Happy new year! We’re excited to continue our Peek into Publishing posts in 2022 with more exciting content to help you at the start of your publishing journey. As our first post this year, we’re looking to demystify the jargon used in publishing meetings and around the office. We’ve asked our editorial team to name and define the Top Ten Terms they wished they’d known when they first started in the industry. As they thought of so many important editorial terms, we’re making this a two-part special, with a second list of terms coming soon.
These terms are useful for anyone looking to work in publishing, or for someone who has recently started out in their first publishing role, whichever department it’s in. They are mentioned in meetings with all departments, so we hope you’ll benefit from learning them!
If you want to look at terms used in other departments, take a look at our previous Top Ten Terms posts by our rights, sales and marketing & publicity departments.
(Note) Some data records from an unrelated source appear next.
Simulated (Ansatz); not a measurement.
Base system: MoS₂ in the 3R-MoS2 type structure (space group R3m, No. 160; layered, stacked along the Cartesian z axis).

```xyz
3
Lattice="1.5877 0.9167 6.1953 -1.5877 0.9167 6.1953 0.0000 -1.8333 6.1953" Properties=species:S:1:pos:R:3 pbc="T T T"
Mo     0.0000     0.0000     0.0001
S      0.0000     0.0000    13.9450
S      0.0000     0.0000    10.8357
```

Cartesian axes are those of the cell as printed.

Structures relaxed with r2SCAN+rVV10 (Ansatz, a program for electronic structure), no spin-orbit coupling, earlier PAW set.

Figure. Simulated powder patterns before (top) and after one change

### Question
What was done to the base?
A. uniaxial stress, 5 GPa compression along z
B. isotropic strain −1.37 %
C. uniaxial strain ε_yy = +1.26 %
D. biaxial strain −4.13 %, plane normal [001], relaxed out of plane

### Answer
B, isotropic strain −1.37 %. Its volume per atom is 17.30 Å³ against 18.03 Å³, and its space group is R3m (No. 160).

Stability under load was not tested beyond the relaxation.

This includes all the content that appears in the book prior to the introduction or the first chapter. In Watkins’ books this can include:
- List of endorsements
- Title page
- Imprint page
- Contents page
- List of author’s previously published titles
This refers to all the content that appears in the book after the final chapter ends. In Watkins’ books this can include:
- Further reading list
- About the author
Extent is a publishing term for the page count. Printers will require the extent to be a certain number. The printers we use need the extent to be a multiple of 8, (the paper is bound in multiples of 8). So, if our book comes to 198 pages, we will add two pages at the end to make our extent 200 (a multiple of 8). This means we could add content to the end or have these as blank pages (if you’ve ever wondered why some books have blank pages at the end – this is why!)
Folios is another publishing term that has a simpler word – page number. If someone asks you to check the folios are correct, they are asking you to check each page has the page number at the bottom and the numbers are correct. By this, I mean that we don’t skip a number.
5. Running heads
Running heads normally appear at the top of the page. At Watkins, we put the part name on the left page and the chapter title on the right page. If the book isn’t split into parts, the book title will appear on the left instead.
6. Title page
You’ll notice I included the title page in my list of content that appears in the prelims. The title page will be one of the first pages you see when you open the book – it has the book title, subtitle, author name and company logo in the exact position as the cover. In fact, it is almost a replica of the cover, sometimes with the design details removed. In black and white books (known as mono books), this will be the cover in black and white. See below for an example of a recently published Watkins book and its title page.
Overmatter refers to content that won’t fit on the page. If you’re working to a strict extent, and the book cannot be over a certain number of pages due to costs, then the designer will set text as overmatter rather than running it on extra pages. So, if a chapter has 3 lines running on a new page, the designer might instead mark this as overmatter at the bottom of the page. The editor would then have to cut the previous page by 3 lines to make sure this text fit.
8. Heading levels
You may often hear editors and designs talking about A heads and B heads and C heads and … you get my drift. Each heading level will have a certain design to indicate that the A heads are the larger, more important heads and the B heads come under the A heading. For example, an A head in a fitness book could be The Gym and a B head that falls under this could be Treadmills. The headings in the manuscript are labelled clearly so the designer knows the level of each heading and can design them correctly. This will look like the following:
<A head> The Gym <A Head>
<B head> Treadmills <B head>
9. Serial comma
This is a contentious piece of grammar in publishing – everyone has an opinion as to whether you should use one. Also referred to as the Oxford Comma, it’s the comma that appears before and in a list: I want a dog, a cat, and a rabbit. In Watkins, our style dictates we don’t use the serial comma, but this will differ across publishers.
10. Pre-press check
You might be asked to perform a pre-press check as an Editorial Assistant. This is the final check that the editorial team performs on the book before it goes to press. You are generally checking the contents page is correct, the folios and running headers are all correct, a spell check has been performed to pick up any remaining pesky typos, there are no double spaces or pages with missing text and scanning each page for a final time to make sure no weird design elements catch your eye – for example, an A head isn’t in bold.
That’s all for this week! We hope you gained a little more knowledge of the editorial terms that get used a lot. We wish those of you seeking a job in editorial (and in publishing in general) the best of luck!